The words “nam-myoho-renge-kyo” pass their lips more often perhaps than any other words during the course of a day.
Jamie Silver and Kathy Fisher, both of Downers Grove, are part of the faithful followers of Nichiren Buddhism. In addition to their own chanting, which they both do individually for hours every day, they lead a local group or district, the members of which meet weekly at Silver’s house.
Chanting the words “nam-myoho-renge-kyo"—which translates to the title of the Lotus Sutra—“taps your highest life’s potential," Silver said. "That’s the key to this practice. Everyone has this potential. There’s not anyone who doesn’t.”
Both self-proclaimed seekers, Silver and Fisher discovered Nichiren Buddhism during the 1970s. Silver said she always “knew that there had to be something out there. That if I put my energy into something, it would come back channeled in the direction I wanted it to.”
She researched different types of Buddhism. “But they all said essentially that you had to let go of your attachment to your desires. Most forms of Buddhism say that," Silver said. "I thought to myself, ‘maybe next lifetime I’d like to give up my desires, but this lifetime, I want to keep them.”
Eventually, she found Nichiren Buddhism. “It says that your desires are enlightenment and will lead you to happiness. It will lead you to chant which changes your karma and makes you happy,” she said.
Chanting is “vibrational,” Silver said. “It’s as if you knew the name of the rhythm of life itself. Some people call that God. We call it nam-myoho-renge-kyo. We say it over and over again. It’s like hooking your life up to an electric current. And the interesting thing is that it doesn’t matter if you believe that it’s going to work or not. It’s the law of cause and effect. Chanting is making the cause and you will get the affect. It’s an extremely powerful cause that you make for your life.”

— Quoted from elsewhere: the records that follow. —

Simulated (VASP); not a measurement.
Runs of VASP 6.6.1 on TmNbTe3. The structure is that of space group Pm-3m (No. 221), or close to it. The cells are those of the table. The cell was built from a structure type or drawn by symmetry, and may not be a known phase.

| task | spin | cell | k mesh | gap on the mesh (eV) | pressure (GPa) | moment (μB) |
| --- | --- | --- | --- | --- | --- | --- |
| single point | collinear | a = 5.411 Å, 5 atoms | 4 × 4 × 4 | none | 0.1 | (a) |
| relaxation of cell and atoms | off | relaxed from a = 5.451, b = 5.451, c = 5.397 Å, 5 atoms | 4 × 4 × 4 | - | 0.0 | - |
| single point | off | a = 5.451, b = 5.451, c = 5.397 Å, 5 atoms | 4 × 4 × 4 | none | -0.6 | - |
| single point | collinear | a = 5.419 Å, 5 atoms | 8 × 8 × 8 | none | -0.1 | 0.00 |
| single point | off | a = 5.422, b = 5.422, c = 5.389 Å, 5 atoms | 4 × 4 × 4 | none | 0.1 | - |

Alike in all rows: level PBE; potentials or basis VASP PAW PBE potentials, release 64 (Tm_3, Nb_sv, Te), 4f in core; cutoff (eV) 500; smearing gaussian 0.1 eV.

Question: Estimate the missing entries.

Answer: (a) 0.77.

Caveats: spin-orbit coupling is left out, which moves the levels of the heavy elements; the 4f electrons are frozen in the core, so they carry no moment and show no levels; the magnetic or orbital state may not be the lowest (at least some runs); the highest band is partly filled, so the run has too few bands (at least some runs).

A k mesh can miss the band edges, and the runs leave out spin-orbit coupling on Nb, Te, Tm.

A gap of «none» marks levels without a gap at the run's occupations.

When chanting, Silver sits in front of the altar that she’s erected off of the living room in her home. “Every Buddhist has an altar in their home," she said. "It’s the place where we go every day to bring out our truest and best self. There’s a box with a scroll inside of it. The scroll is the depiction of the highest possible life condition. We keep candles, fruit and incense there.”
There are no rules to dictate how long people chant. Silver said that she typically does so twice daily for an hour or so at a time. “Some chant fifteen minutes a day, some chant hours. When I first started it was for five minutes and I saw huge changes in my life. I had been very depressed, and the minute I started, I started feeling more like myself,” she said.
Fisher said that people chant for changes, direction and wisdom. “The most incredible things happen when you chant. Everyone has things that they want to change. That becomes the focal point for you.
"I don’t know a single person who doesn’t have something that they’d like to change,” she said. “Chanting about a problem or situation that you want to change helps you to know which direction to go. In chanting, you’re fusing with the universe and you develop the wisdom to know what action to take. Prayer and action. It’s important that they go hand in hand.”
“I chant for wisdom to know how to tackle my situations. And I also chant for other peoples’ happiness," Fisher said. "This is a practice for oneself and for other people. I want to see everyone the happiest that they can become in their lives."
About three years ago, Fisher started the district that meets at Silver’s home. “We had a district in Naperville and it became so large that we split. That’s what happens, “she said. Weekly district meetings include sharing stories and support, and group chanting. Each meeting draws approximately a dozen people, of all ages, faiths and ethnicities.
“We have people from all over the world too—from India, China, Japan, Indonesia, and then people who are from around here. It’s a very multicultural group,” said Silver.
Chanting together in a group multiplies the amount of energy, she said. “The rhythm is so strong and you’re so focused.” Congregating gives them the “opportunity to chant for each other," Silver said. "We celebrate each others’ successes and chant for each other in times of need. And we’re an open family. We love more than anything to welcome new members.”
Editor's note: Nichiren Buddhism is sometimes associated with Soka Gakkai International, a controversial Buddhist organization based in Japan that has been characterized as a sect or cult. "It's just absolutely wrong," said Jamie Silver. "Cults are something that close you in; this isn't a closed environment. It's more a meditation. We don't fundraise at all. There are no dues and no money is ever collected."